Friday, November 13, 2009

Closing the Circle

I received a call earlier this week from a friend of mine who I’ve written about here before—Scot Ziskind, the highly regarded custom storage, humidification, and cooling expert, owner of ZipCo Environmental Services, Inc. and My Cellar wine storage firm. A long-time client of his had recently passed away, and, as per his instructions, Scot was to open his locker, catalog the wines in it, and sell them off, with the proceeds to go to his wife.

Over the course of a couple of hours on a damp afternoon, we unpacked, cataloged, and repacked over ten cases—everything that this man had left of his collection, all the bottles he hadn’t had the chance to open with family and friends while he was still here. (The good news, Scot told me, is that his client had made a point of pulling his favorite bottles to share before it was too late.)

It was a bittersweet afternoon: This, after all, was all that was left of another man’s beloved wine collection, of another man’s passion. There was something touching and surprisingly intimate about the process: With the sale of the bottles he had left behind, his wife would receive a bit of a financial windfall; and on our end, we were handling (very carefully, of course) bottle after bottle that he had chosen himself, each, ostensibly, for a different reason that only he, ultimately, ever really knew.

And what bottles they were. With each case we sliced open, we discovered new, often unexpected treasures. Certain ones, of course, weren’t all that surprising: The bottles of Lynch Bages, the assortment of Ducru-Beaucaillou, the smattering of Cheval Blanc and marquis California producers and Gaja Barbaresco. We even found a single 1982 Lafite, which will benefit his wife immeasurably. But other wines were less expected, and spoke of a man who loved experiencing all that the wine world had to offer just as much as he loved collecting its most prominent examples (there’s often a big difference): JL Chave Hermitage Blanc, Chateau de Beaucastel Chateauneuf-du-Pape Blanc, a couple of older Echezeaux from Mongeard-Mugneret—wines whose value, despite their higher cost, are far more about idiosyncrasy and personal taste than anything else.

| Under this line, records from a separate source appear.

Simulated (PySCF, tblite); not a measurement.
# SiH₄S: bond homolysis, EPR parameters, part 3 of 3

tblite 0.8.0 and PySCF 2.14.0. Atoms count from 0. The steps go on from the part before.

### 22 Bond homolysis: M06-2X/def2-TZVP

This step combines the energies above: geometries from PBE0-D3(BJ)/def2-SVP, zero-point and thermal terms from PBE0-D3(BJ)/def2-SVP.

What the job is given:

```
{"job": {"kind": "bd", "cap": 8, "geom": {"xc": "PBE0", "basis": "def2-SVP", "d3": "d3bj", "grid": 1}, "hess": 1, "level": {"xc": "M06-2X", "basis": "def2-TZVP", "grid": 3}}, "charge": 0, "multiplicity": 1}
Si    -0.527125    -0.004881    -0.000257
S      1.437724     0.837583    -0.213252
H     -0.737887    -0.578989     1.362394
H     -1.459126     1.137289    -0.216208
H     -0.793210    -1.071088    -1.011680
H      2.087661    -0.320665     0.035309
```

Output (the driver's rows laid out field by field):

In the end, it took just over two hours to complete the project. The sale of the bottles shouldn’t be all that time consuming, either. But despite the brevity of the work itself, there was something undoubtedly intimate about it. I didn’t know the man who once sought out, purchased, and stored these bottles. In fact, I’d never even met him. But in helping to close the circle on his wine life—in helping to do the final accounting of the wines he left behind and, in some small way, contributing to the reward that the wife who survives him will ultimately reap—I feel as if I’m connected to him now in some small way.

Wine, perhaps more than anything else, has the unusual ability to bring people together that way. Even if they never knew each other.

1 comments:

Unknown on November 14, 2009 at 10:26 AM said...

That was so beautifully written! It captured the feeling of the circle of life and wine and community.